Boris Leibovich Shlayen, mechanic at a Moscow factory which repairs calculating machines. After Shlayen had applied to the Department of Visas and Registration, on 30 December 1968, for permission to emigrate to Israel, he was given hardly any more orders for work, with the result that his earnings fell roughly by half. The atmosphere of persecution later forced Shlayen to leave his job, on 3 March 1969 “at his own request”.

On November 13 at an enlarged session of the Komsomol Committee of the Moscow Institute of Electrical Engineering, Natalia Slepyan was expelled from the Komsomol “in view of the incompatibility of her views with membership of the Komsomol”. The reason for this was Slepyan’s request for a reference to submit to the Department of Visas in connection with her intention to emigrate to Israel.

NOVOSIBIRSK

As has already been mentioned in the first issue of the Chronicle for 1968 (///), on the night of 15-16 January 1968 slogans protesting against the trial of Ginzburg, Galanskov and others were painted in indelible red paint on the walls of numerous buildings on the university campus.

They read:  “Their crime was honesty”, “Stop closed trials. We want to know the truth”, “Only fascist countries have Articles like 70 and 190”. An inquiry, undertaken by KGB investigator Captain Lelyukov, Lieutenant Borisenko and an investigator from the District Police Department, Hakuta, yielded no results. Oleg Petrik, a student at Novosibirsk University, who had been arrested on 16 January 1968, had to be released. The case was closed.

In the summer of 1969 the inquiry was re-opened; the investigator in the District Police Department was Goncharenko, and in the Novosibirsk Procuracy, Vyun. During the course of the investigation three students from Novosibirsk University, Alexander Gorban, Leonid Popov and Yury Meshanin, confessed to having been directly involved in painting the slogans; Galina Zhernovaya and Boris Kalnensky, also students at Novosibirsk University, confessed to being indirectly implicated.

The university authorities were informed that if Gorban, Popov and Meshanin were not expelled from the University, they would be put on trial.

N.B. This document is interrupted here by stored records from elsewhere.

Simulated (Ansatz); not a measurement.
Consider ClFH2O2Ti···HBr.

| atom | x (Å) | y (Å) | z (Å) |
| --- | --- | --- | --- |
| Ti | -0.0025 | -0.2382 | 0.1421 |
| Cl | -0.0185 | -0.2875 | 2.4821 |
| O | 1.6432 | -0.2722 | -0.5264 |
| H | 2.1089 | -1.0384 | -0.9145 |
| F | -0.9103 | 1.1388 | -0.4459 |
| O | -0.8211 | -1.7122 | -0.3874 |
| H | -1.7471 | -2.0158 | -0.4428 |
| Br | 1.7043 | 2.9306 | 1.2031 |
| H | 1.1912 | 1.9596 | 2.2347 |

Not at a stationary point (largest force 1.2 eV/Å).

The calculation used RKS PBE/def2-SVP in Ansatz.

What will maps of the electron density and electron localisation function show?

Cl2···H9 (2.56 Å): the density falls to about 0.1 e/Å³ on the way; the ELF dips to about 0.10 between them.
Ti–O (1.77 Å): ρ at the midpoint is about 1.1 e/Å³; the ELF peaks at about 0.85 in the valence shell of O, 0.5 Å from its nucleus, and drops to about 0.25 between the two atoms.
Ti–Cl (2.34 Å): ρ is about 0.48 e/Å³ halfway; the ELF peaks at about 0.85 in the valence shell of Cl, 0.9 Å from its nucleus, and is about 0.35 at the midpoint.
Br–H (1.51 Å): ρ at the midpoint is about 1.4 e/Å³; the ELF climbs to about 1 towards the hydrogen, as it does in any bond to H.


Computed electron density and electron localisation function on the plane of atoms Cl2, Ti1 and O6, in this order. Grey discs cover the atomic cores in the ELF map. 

In October a meeting of the Komsomol Committee of Novosibirsk University was held, with Boris Lukyanov in the chair. Present at the meeting were representatives of the Regional Komsomol Committee, a representative from the District Party Committee, almost the whole of Novosibirsk University’s Party Committee, the secretary of the District Komsomol Committee and a representative of the Novosibirsk KGB. The meeting resolved to expel Gorban, Popov, Meshanin, Zhernovaya and Kalnensky from the Komsomol and to ask the University authorities to have them expelled from the University. In contravention of the statutes of the Komsomol, the meeting was held before the matter had been discussed at the local level.  It is interesting that, at the meeting, the KGB representative expressed his surprise at the severity of the committee’s decision.

The following resolutions were adopted at Komsomol meetings at the faculty level:  that Meshanin be expelled from the Komsomol and from the University; that Popov be allowed to remain at the University (passed unanimously), and that he should not be expelled from the Komsomol (the necessary majority was not forthcoming); that Zhernovaya and Kalnensky be expelled from the Komsomol but allowed to remain at the University. No Komsomol meeting at all was held in the physics faculty where Gorban studied.

As a result all five were expelled from the Komsomol. Gorban, Popov and Meshanin were expelled from the University and refused the right to enter an institute of higher education for a period of two years. The Procuracy has now evidently closed the case.

OMSK

[corrected to ODESSA, CCE 12.11, item 3]

Yelena Georgiyevna Krupko, aged forty. As a result of polio contracted in childhood, her arms and legs are paralysed and she moves around on crutches only with the greatest difficulty.  She graduated from the Arts Faculty of Omsk [Odessa?] University and worked there for eighteen years as an assistant in the Russian literature department.

She was dismissed from her post in the spring of 1969 for letting friends read copies of Alexander Solzhenitsyn‘s letter to the [4th] Congress [of the Writers’ Union in 1967] and the final pleas of Andrei Sinyavsky and Yuly Daniel at their trial.

RIGA

Professor Plotkin, doctor of physical and mathematical sciences, head of the Algebra Department at the University of Latvia and academic supervisor to Ilya Rips, has been dismissed from his post.

TALLINN

Andres Ekhin, assistant chief editor of the paper Sirp i Vazar [Hammer and Sickle] has been dismissed from his post after manuscripts of his were confiscated from someone at the border.